Brisbane cleared 52% on 94 listed, Adelaide 71% on 70 listed and Canberra 79% on 65 listed.

Macroprudential – How To Do It Right

Brilliant speech from Alex Brazier UK MPC member on macroprudential “How to: MACROPRU. 5 principles for macroprudential policy“.

He argues that whilst macroprudential policy regimes are the child of the financial crisis and is now part of the framework of economic policy in the UK, if you ask ten economists what precisely macroprudential policy is, you’re likely to get ten different answers. He presents five guiding principles.

There are some highly relevant points here, which I believe the RBA and APRA must take on board. I summarise the main points in his speech, but I recommend reading the whole thing: This is genuinely important! In particular, note the limitation on relying on lifting bank capital alone.

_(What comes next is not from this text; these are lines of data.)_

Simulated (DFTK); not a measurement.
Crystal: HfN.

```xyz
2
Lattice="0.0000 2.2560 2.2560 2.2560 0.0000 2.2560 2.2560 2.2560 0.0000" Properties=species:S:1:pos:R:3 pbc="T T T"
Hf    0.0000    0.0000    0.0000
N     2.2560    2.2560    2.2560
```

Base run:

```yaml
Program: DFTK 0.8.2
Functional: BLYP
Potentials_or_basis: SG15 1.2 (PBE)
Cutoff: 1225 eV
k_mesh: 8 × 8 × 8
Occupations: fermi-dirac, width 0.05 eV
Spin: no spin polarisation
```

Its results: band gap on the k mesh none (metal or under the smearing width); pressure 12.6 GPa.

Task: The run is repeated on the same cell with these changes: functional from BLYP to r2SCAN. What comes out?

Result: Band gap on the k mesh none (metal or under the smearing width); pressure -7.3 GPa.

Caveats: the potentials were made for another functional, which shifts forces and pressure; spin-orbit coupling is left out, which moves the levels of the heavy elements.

First, macroprudential policy may seem to be about regulating finance and the financial system but its ultimate objective the real economy. In a crisis, the financial system may be impacted by events in the economy – for example credit dries up, lenders are not matched with borrowers. Risks can no longer be shared. Companies and households must protect themselves. And in the limit, payments and transactions can’t take place. Economic activity grinds to a halt. These are the amplifiers that turn downturns into disasters; disasters that in the past have cost around 75% of GDP: £21,000 for every person in this country. So the job of macroprudential policy is to protect the real economy from the financial system, by protecting the financial system from the real economy. It is to ensure the system has the capacity to absorb bad economic news, so it doesn’t unduly amplify it.

Second, the calibration of macroprudential should address scenarios, not try to predict the future but look at “well, what if they do; how bad could it be?” In 2007, he says it was a failure to apply economics to the right question. There was too much reliance on recent historical precedent; on this time being different. And, even more dangerously, they relied on market measures of risk; indicators that often point to risks being at their lowest when risks are actually at their highest.

The re-focussing of economic research since the crisis has supported us in that. It has established, for example, how far: Recessions that follow credit booms are typically deeper and longer-lasting than others; Over-indebted borrowers contract aggregate demand as they deleverage; While they have high levels of debt, households are vulnerable to the unexpected. They cut back spending more sharply as incomes and house prices fall, amplifying any downturn; Distressed sales of homes drive house prices down; Reliance on foreign capital inflows can expose the economy to global risks; And credit booms overseas can translate to crises at home.

When all appears bright – as real estate prices rise, credit flows, foreign capital inflows increase, and the last thing on people’s minds is a downturn – our stress scenarios get tougher.

Third, feedback loops within the system mean that the entities in the system can be individually resilient, but still collectively overwhelmed by the stress scenario.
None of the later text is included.